Who were these Nicolaitans?
All Christians are called upon (and expected) to minister.
In the New Testament, there is no distinction between clergy and laity. What amazes me when you get down to looking at the terms clergy and laity, they in no way have anything to do with separate categories of people within the church. The English word “clergy” is related to the Greek word “cleros”. It means “a lot or inheritance”. Nowhere in the New Testament is any form of “cleros” used to designate a separate class of “ordained” leaders. Instead, it refers to the “inheritance” (Greek: clerou) laid up for all the saints (Col. 1:12 [Open in Logos Bible Software (if available)] ; Acts 26:18 [Open in Logos Bible Software (if available)] ). The saints as a collective whole are conceived of in the New Testament as God’s “inheritance”. All believers are God’s “cleros/clergy” – God’s Inheritance.

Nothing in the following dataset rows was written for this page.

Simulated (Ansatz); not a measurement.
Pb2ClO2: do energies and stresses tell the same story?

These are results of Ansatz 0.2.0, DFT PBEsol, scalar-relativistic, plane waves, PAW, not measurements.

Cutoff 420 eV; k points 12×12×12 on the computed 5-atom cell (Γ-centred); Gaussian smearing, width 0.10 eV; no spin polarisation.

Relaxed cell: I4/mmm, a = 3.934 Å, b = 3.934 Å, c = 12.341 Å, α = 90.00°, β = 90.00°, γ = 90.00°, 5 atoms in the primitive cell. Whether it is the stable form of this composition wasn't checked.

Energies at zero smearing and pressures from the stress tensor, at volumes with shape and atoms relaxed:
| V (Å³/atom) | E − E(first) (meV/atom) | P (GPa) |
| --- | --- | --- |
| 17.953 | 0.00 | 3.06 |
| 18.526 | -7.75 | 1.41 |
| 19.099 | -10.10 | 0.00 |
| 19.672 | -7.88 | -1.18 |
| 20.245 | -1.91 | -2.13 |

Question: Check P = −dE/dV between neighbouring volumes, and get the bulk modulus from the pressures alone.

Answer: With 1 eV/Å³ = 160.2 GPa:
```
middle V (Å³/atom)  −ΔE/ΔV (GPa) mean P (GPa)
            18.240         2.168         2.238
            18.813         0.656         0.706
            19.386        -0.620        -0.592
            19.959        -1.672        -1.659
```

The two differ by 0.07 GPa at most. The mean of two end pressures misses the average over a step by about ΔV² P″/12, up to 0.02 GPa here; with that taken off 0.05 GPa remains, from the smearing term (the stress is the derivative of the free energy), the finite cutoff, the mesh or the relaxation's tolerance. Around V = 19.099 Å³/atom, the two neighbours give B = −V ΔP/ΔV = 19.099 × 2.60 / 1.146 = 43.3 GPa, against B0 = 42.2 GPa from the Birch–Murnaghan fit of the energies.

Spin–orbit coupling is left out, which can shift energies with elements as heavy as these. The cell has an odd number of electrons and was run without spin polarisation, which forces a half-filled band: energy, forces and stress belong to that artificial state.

The English word “laity” is related to the Greek word “laos”, which means “people”. The Greek word “laikos”, which means “laity”, is not found in the New Testament. All in the body of Christ, are the “people” (“laos”) of God. “People of God” is a title of honor bestowed upon all who believe in the Lord Jesus Christ (2 Cor. 6:16 [Open in Logos Bible Software (if available)] ; 1 Pet. 2:9-10 [Open in Logos Bible Software (if available)] ). All believers are God’s “laos/laity”- The People of God.
Some say that it was not until the third century that “clergy” was employed to designate a limited number of persons who functioned in the Christian assemblies. But I would say that this type of division started much earlier and that wherever you see the clergy/laity distinction/heresy in practice you are seeing the deeds of the modern day Nicolaitans in action as they set themselves up as lords over God’s laity/people. All believers are full time ordained ministers=servants and full time ordained missionaries.
Our Master makes clear who our teacher and leader is: Matthew 23:8-11 [Open in Logos Bible Software (if available)] But you are not to be called rabbi (teacher), for you have one Teacher and you are all brothers. And do not call anyone (in the church) on earth father, for you have one Father, Who is in heaven. And you must not be called masters (leaders), for you have one Master (Leader), the Christ. He who is greatest among you shall be your servant.
Jesus in the revelation of Christ given to John makes an observation of the Ephesian church, noting that they have “hated the deeds of the Nicolaitans.” Who were these Nicolaitans? We shall observe that they were in Pergamum also (Rev. 2:15). Some have suggested that the Nicolaitans were somehow identified with one of the seven servers mentioned in Acts 6:5 [Open in Logos Bible Software (if available)] – “Nicolas, a proselyte from Antioch.” This is very doubtful, and has no evidence to substantiate such. The Nicolaitans can probably better be identified by the etymology of the name. Two Greek words are joined together: nike meaning “victory” (such is the basis of Nike brand shoes), and laos meaning “people” (from which we get the word “laity”). The Nicolaitans are those who “conquer the people.” This is indicative of religion. It is an organized attempt to manipulate and control the people, to make them into unthinking pawns and followers who will do whatever they are told to do by the religious leaders (especially to give up their money and time). Religion is afraid of Christians who live by the freedom of God’s grace, allowing the Spirit of Christ to direct their lives and manifest His character. You cannot control those kind of people. They believe that Jesus Christ is their Priest and their Lord, and they will not bow down to any other, or be controlled or conquered by any other.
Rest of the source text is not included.